Kafka on Azure Event Hub – does it miss too many of the good bits?

Microsoft have added a Kafka façade to its Azure Event Hubs service, presumably in the hope of luring Kafka users onto its platform. This makes sense as the platforms have a lot in common.

Both platforms were designed to handle large-scale event streams involving multiple clients and producers. They do this by providing a distributed, partitioned and replicated commit logs. Messages are distributed onto topics with separately configurable retention periods. Partitioning across consumers is achieved through consumer groups. Clients are expected to manage their own cursor implementations top track their position in a stream.

As with all distributed systems, Kafka is decidedly non-trivial to maintain at scale. It takes quite a commitment to set up and manage a cluster in your own infrastructure. At the time of writing, hosted versions of Kafka are not shy about charging a premium to manage a cluster for you. The going rate appears to be in the region of $15-20 per day for an entry-level rig that can handle 1MB\sec throughput.

By contrast, Azure’s Event Hubs can provide similar throughput for just over a fiver. It also provides a pure PaaS solution that abstracts away all the detail of cluster management, providing global resilience, disaster recovery and scalability without any management or configuration burden. Throughput is provisioned by reserving resource units and you can control basic aspects such as message retention and the number of partitions for each topic.

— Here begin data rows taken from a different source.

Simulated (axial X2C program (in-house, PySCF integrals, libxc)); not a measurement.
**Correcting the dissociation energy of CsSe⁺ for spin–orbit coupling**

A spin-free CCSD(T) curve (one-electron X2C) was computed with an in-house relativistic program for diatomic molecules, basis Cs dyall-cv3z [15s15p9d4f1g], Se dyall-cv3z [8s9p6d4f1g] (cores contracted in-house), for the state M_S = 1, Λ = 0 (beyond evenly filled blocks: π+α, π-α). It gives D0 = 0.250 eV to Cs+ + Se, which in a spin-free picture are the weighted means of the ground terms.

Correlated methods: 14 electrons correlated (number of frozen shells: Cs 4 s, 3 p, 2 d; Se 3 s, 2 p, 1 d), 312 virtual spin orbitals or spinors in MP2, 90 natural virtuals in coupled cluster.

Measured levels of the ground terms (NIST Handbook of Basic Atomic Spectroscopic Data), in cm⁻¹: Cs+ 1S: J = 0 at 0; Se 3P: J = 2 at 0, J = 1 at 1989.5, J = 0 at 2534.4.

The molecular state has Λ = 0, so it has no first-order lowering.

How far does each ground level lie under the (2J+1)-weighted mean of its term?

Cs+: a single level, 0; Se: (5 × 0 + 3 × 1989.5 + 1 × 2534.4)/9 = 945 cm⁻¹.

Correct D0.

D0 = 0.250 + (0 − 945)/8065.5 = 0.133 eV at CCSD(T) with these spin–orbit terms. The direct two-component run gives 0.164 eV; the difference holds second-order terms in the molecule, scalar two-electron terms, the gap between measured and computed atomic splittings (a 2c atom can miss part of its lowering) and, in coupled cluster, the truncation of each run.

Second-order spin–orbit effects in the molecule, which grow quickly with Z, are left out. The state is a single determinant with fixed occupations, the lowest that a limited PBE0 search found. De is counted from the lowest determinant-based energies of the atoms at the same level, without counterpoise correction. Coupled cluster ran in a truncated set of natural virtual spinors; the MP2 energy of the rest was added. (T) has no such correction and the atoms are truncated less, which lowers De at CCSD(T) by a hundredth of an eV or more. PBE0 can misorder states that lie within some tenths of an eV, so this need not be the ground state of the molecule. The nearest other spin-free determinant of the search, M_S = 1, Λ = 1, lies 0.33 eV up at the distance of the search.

Adding API façades to encourage migrations

The Kafka façade should allow applications to switch to Azure Event Hubs with minimal code changes. Kafka concepts such as partitions, consumer groups and offsets have direct equivalents in Azure. The provisioning of resource units to scale the instance throughput works in the same no matter what API you are using.

Presumably, the intention is to provide a migration path to Azure for anybody who has already made an investment in Kafka. A similar approach has been taken with CosmosDB, which has library support for MongoDB and Cassandra clients. They are not providing MongoDB and Cassandra instances, but merely providing a migration path to minimise the code changes required to move.

The problem with these implementations is that they are only partially realised. The client APIs may be the same, but under the hood all the provisioning and partitioning is still very much based on CosmosDB. In practical terms this means that your MongoDB sharding keys will work very differently, you lose control over how partitions are created and there are some limits on query capability.

The facades can also deny you access to native CosmosDB features. For example, the native SQL interface for CosmosDB lets you track resource unit usage by returning the units used in each operation. This is particularly useful for sizing loads and figuring out provisioning strategy, but it’s not available to the MongoDB and Cassandra façades.

Kafka limitations in Azure Event Hubs

Limitations also apply to Kafka through Azure Event Hubs. The APIs allow you to connect, send and receive, though some Kafka-specific features are missing. The omissions here feel a little more severe.

The main missing area is in Kafka’s support for “exactly once” delivery semantics. What this really means can be a little nuanced, but it supports a pipeline between producer and consumer where each message will only be processed once.  This allows the same result to be obtained from a stream even if there are network failures of consumer crashes during processing.

This relies on two key features, neither of which are supported in Azure Event Hub. For event producers, message sending can be made idempotent to avoid sending duplicate messages. This is achieved by assigning a unique identifier to the consumer and enforces a sequence for new messages. Note that if a producer fails completely then it is given a new unique number on restart, so the guarantee only exists for a single producer session.

When writing data Kafka supports atomic writes across topics and partitions, providing transactional semantics for groups of messages. On the consumer side, you can change the isolation level of a client to respect transactions or ignore them for better performance.

Idempotent producers and transactions aren’t the only omissions. You won’t be able to leverage Kafka Streams either, an API that allows you to transform data and build queryable projections from event streams.  You miss out on Kafka Connect, the connectivity framework that makes it much easier to transfer data between systems. There are also a few missing management features such as being able to add a partition to an existing topic, setting retention based on event size and using the HTTP-based Kafka REST API.

Taken together, this amounts to a neutered platform compared to a native Kafka implementation. Azure Event Hubs is just a streaming transport, lacking the more sophisticated delivery and processing features that are found in Kafka. It’s a great choice for simpler message-streaming scenarios, but may not be so useful if you have already made a significant investment in Kafka’s more advanced features.